PHP CLI and WWW tool to extract and save feeds from URL(s)
- Full-resolves URL before attempting to extract feed URLs
- Extracts the URLs of RSS (1.0 and 2.0) and ATOM feeds associated to a page, as well as OPML outline documents with nicolus/picofeed
- Runs on the command-line
- Can be called as a stand-alone webservice using the php command line built-in server
- All messages when running with
--debug
or--verbose
are to stderr to avoid interference with stdout - Can output the result if successful to stdout
- Output file can be used as input when using options 'txt' and 'json', 'opml' and URLs can be re-checked with --force option.
- Can output found feeds as an opml file.
- Can output data to markdown .md for easy sharing of podcast information (output-only --format)
- Errors are output in JSON as 'errors' with just a bunch of strings
{
"errors": [
"Unable to parse --date: next sunsaday"
]
}
## Installation
composer require nicolus/picofeed
composer dump
Usage: php feedex.php
Extract and save feeds from URL(s)
(Specifying any other unknown argument options will be ignored.)
-h, --help Display this help and exit
-v, --verbose Run in verbose mode
-d, --debug Run in debug mode (implies also -v, --verbose)

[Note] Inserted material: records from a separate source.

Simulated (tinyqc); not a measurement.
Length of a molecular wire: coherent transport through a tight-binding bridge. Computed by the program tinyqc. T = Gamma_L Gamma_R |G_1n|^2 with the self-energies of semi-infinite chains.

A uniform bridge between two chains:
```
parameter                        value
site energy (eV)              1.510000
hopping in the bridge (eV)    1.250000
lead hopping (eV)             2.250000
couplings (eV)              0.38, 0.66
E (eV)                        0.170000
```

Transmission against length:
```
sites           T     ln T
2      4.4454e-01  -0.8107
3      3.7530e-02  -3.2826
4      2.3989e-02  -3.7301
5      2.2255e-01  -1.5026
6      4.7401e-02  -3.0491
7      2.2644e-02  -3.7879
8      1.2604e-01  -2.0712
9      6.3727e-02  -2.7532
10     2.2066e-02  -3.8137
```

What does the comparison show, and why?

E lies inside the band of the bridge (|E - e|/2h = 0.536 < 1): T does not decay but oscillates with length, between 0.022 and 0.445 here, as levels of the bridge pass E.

-u, --url=<url> (Required or -i) URL to check for feeds)
-i --input={filename} (Required or -u) Text file of URLs, one-per-line to read in and process.
-c, --clear (Optional) Clear-out URLs which have no feeds before writing output file.
-e, --echo (Optional) Echo/output the result to stdout if successful
-f --format={txt|json|php|opml|md} (Optional) Output format for screen and filename: txt (default)|json|php(serialized)|opml|markdown
--filename={output} (Optional) Filename for output data from operation
--force-check (Optional) Forcibly check URLs, even for those which already have feeds in the input file.
--skip-opml (Optional) Skip opml processing, just go to output, e.g. for generating markdown
## Example output Format
The script can take-in previous txt format output and re-use it as input, checking only urls where there are no existing feeds.
Only stand-alone URL lines without following feed lines are searched for feeds, unless --force-check
is used which forces all URLs to be checked in the text file.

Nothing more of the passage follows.